Tuesday, 21 January 2014
Judge Orders Return of Stolen Renoir Painting
In 1937, Saidie May, widow of an art collector, loaned "Paysage Bord du Seine," a painting by Pierre-Auguste Renoir to the Baltimore Museum of Art (BMA). The BMA exhibited the piece twice, and during the 1951 show "From Ingres to Gauguin," the painting was stolen from a BMA gallery. The BMA filed a police report and investigation ensued, but the painting was never found. The painting's owner, Saidie May, died and bequeathed the painting, along with the rest of her art collection, to the BMA that same year.
Around 2009 the painting was purchased at a West Virginia flea market by Marcia Fuqua, in a box of miscellaneous items, for $7. Fuqua maintains she was unaware that the piece was a genuine Renoir although there was a Renoir nameplate on the frame and materials on the back indicating as much. However, after learning the piece might be valuable, she brought it to a local auction house for valuation in 2012. The painting's estimated worth was $75,000-$100,000 USD. Despite the uncertain provenance the piece was scheduled to be auctioned, and just days before the auction the BMA located internal documents showing that the piece had been stolen from it. The FBI then seized the painting and held possession of it until the rightful owner was determined.
In 2013, the U.S. District Court for the Eastern District of Virginia was asked via an action filed by the U.S. federal government (as the FBI was still holding the painting) to resolve who among Fuqua, the BMA, the insurer that had paid on the original loss of the painting, and the heirs of Saidie May and her husband, rightfully owned the painting. Having narrowed it down to just Fuqua and the BMA, the court ruled in favor of the BMA earlier this month.
After resolving issues related to the choice of which states' laws applied to the case, the court held that Fuqua could not have acquired good title even if she was a good faith purchaser, as a good faith purchaser cannot acquire title to stolen goods under Virginia law. Accordingly, the court ordered that Paysage Bord du Seine be returned to the BMA.

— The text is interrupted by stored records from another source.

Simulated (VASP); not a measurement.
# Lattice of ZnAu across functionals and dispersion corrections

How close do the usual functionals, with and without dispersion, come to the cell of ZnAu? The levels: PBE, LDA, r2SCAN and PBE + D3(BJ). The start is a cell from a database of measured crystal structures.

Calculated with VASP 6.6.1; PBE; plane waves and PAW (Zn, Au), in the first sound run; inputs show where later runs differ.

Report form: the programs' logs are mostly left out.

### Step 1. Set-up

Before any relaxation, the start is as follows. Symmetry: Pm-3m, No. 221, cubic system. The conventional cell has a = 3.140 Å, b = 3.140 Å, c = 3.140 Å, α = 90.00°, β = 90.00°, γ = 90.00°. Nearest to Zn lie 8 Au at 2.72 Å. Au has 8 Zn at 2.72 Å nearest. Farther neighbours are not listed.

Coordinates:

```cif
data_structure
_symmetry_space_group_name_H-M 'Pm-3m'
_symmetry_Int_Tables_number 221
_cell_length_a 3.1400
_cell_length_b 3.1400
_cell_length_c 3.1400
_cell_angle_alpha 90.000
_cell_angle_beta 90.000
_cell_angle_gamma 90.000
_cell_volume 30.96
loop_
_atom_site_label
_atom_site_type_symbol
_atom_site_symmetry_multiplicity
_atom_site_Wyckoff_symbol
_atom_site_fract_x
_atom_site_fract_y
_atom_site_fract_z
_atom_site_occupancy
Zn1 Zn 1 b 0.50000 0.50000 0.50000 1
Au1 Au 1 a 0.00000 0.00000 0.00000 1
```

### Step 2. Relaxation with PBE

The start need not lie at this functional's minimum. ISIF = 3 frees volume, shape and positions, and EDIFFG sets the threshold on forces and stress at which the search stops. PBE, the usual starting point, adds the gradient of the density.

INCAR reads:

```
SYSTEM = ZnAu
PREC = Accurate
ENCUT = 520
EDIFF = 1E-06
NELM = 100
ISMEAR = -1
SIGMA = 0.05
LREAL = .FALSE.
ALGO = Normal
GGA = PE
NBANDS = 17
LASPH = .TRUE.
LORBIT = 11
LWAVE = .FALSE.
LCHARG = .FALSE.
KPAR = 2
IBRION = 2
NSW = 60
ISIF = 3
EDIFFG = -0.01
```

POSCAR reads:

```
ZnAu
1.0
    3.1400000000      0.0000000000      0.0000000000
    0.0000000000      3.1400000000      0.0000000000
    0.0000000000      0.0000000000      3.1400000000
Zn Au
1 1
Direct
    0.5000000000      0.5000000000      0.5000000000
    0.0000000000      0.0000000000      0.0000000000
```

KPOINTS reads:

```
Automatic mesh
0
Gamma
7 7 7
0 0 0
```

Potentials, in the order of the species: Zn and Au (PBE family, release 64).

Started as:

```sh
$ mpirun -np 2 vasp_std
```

The BMA's clear records of the painting's theft were instrumental in showing that the piece was not merely misplaced or that it had some other fate that would have allowed title to pass to subsequent possessors. These records make this case distinguishable from similar detinue actions where stolen items were located but the institutions had not reported the loss due to embarrassment, creating a much steeper evidentiary burden for seeking return of the work.